Dating Greenland Ice Margin Changes

Jason Briner
SUNY Buffalo, Geology
Author Profile

Shortcut URL: https://serc.carleton.edu/69143

Location

Continent: North America
Country: Greenland
State/Province:
City/Town:
UTM coordinates and datum: none

Setting

Climate Setting: Polar
Tectonic setting: Craton
Type: Chronology


Figure 1. Map of Greenland Details








Description

The Greenland Ice Sheet (Fig. 1), one of two ice sheets on the planet, and capable of raising global sea level by ~7 meters if completely melted, is changing rapidly. Concerns about global climate change amplifying in the Arctic are leading to intense scrutiny of the huge ice mass. But, an important question remains: How quickly can the Greenland Ice Sheet shrink? Answering this question is difficult, because we have only had a brief period of time over which to observe the response of the Greenland Ice Sheet to ongoing climate change.

One way to gain understanding on how the Greenland Ice Sheet responds to climate change is to study how it has responded to known climate changes in the past. For example, during the Holocene Epoch (the last 11,700 years), Greenland has experienced both warm spells and short-lived cooling events. By using various dating approaches, geologists can determine how the ice sheet responded to past climate events, and thus address questions regarding the responsiveness of the Greenland Ice Sheet to present and future climate change.

Past ice sheet change is recorded in the geologic record around the perimeter of the Greenland Ice Sheet. Assessing the history of the ice sheet then becomes a two-part problem. First, one needs to know where the ice margin was in the past. Second, one needs to know when it was there. Moraines and glacier-derived sediments deposited in adjacent oceans and lakes archive the location of the former ice margin through time. To address the timing part of the problem, geologists use a variety of techniques.

1. Cosmogenic nuclide exposure dating of boulders on moraines provides a direct age constraint for moraine deposition (Fig. 2). For example, Levy et al. (2012) used 10Be dating to determine the age of the Orkendalen Moraine on western Greenland at 6.8±0.3 ka. The Orkendalen Moraine lies just beyond the present ice margin, not far from the town of Kangerlussuaq. Prior to deposition of the Orkendalen Moraine, the ice sheet had steadily retreated from positions farther west, during the relatively warm early Holocene period. The date of the Orkendalen Moraine provides the last time that the Greenland Ice Sheet was more extensive than its current position; after the deposition of the Orkendalen Moraine, this sector of the Greenland Ice Sheet retreated to a location inland of its present position.
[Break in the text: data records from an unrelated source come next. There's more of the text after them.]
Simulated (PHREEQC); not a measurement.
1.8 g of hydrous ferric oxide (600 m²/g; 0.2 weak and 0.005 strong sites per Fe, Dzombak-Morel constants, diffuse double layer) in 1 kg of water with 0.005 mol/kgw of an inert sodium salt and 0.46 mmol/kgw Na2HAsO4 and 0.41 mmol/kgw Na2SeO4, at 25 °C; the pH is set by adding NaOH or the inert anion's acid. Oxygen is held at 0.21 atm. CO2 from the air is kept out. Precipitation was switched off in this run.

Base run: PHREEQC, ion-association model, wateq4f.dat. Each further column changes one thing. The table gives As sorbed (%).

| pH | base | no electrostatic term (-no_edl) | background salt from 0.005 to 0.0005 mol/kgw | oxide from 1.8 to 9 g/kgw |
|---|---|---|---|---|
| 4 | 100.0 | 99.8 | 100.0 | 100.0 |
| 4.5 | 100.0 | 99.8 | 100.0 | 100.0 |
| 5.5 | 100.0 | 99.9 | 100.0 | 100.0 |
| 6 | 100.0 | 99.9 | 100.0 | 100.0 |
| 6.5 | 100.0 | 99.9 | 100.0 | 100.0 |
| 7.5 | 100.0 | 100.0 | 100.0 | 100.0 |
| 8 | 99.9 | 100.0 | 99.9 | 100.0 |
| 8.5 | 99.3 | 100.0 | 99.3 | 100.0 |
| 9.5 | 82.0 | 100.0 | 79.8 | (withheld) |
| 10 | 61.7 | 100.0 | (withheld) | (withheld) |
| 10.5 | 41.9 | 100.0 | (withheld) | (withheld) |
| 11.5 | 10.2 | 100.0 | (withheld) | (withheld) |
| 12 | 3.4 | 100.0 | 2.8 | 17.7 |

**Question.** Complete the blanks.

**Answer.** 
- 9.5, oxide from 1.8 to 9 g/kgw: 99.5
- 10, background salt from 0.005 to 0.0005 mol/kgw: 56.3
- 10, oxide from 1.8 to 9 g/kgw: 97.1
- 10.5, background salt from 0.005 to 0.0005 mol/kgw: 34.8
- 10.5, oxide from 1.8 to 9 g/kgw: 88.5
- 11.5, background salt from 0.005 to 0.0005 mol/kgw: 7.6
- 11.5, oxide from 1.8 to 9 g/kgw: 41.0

2. Cosmogenic nuclide exposure dating of bedrock and perched erratics can be used to provide the timing of deglaciation (Fig. 3). Corbett et al. (2011a) focused on the problem of when the western Greenland Ice Sheet retreated during the early Holocene warm period. However, instead of dating boulders on a moraine, they dated ice-sculpted bedrock samples and erratic boulders perched atop bedrock along a transect away from the present ice sheet margin (Fig. 2). In their study area, near Ilulissat, Corbett et al. (2011a) determined that the ice margin retreated rapidly between 8 and 7 ka.

3. Radiocarbon dating in lake sediments can be used to constrain the timing of past glacier advances. Kaplan et al. (2002) focused on the sediment stratigraphy preserved in a lake just beyond a young moraine (termed the historical moraine) on Greenland that delimits the recent advance of the Greenland Ice Sheet during the Little Ice Age cool period. The ice sheet margin advanced to near the target lake, then stopped and deposited a moraine just short of the lake, and then in the last century, retreated. During the time of the glacier advance, the glacier meltwater stream flowed into the lake, depositing rock flour (fine-grained glacier-eroded sediment) in the lake bottom (Fig. 4). However, prior to and following the advance, the lake bottom accumulated organic-rich sediments datable with radiocarbon dating. Thus, Kaplan et al. (2002) collected sediment cores from the lake and used radiocarbon dating on the organic sediments just below the contact with the overlying glacier-derived sediments to determine that the glacier advance occurred after ~1621-1740 AD (the range stems from uncertainties in radiocarbon dating).

4. Varve dating in lake sediments also can be used to constrain the timing of glacier advance. This approach takes advantage of the situation described above in which the ice sheet margin advances close to a lake and deposits rock flour only during its maximum phase. In some cases, the rock flour has annual banding, or varves. Thus, if the varves can be recovered in sediment cores, and carefully examined back in the lab, one can develop a varve chronology – or the number of varves represented in the rock flour layer. In cases where the varves extend to the surface, all one needs to do is count backward from the year of core recovery to determine the age of the oldest varve layer. Briner et al. (2011) used this technique to determine the timing of ice margin advance near Jakobshavn Isbrae (near Ilulissat), in western Greenland, during the Little Ice Age. Although radiocarbon dating constrained the advance of the glacier to its historical moraine to have taken place after ~1600 AD, the varve dating constrained the advance directly to 1820 AD.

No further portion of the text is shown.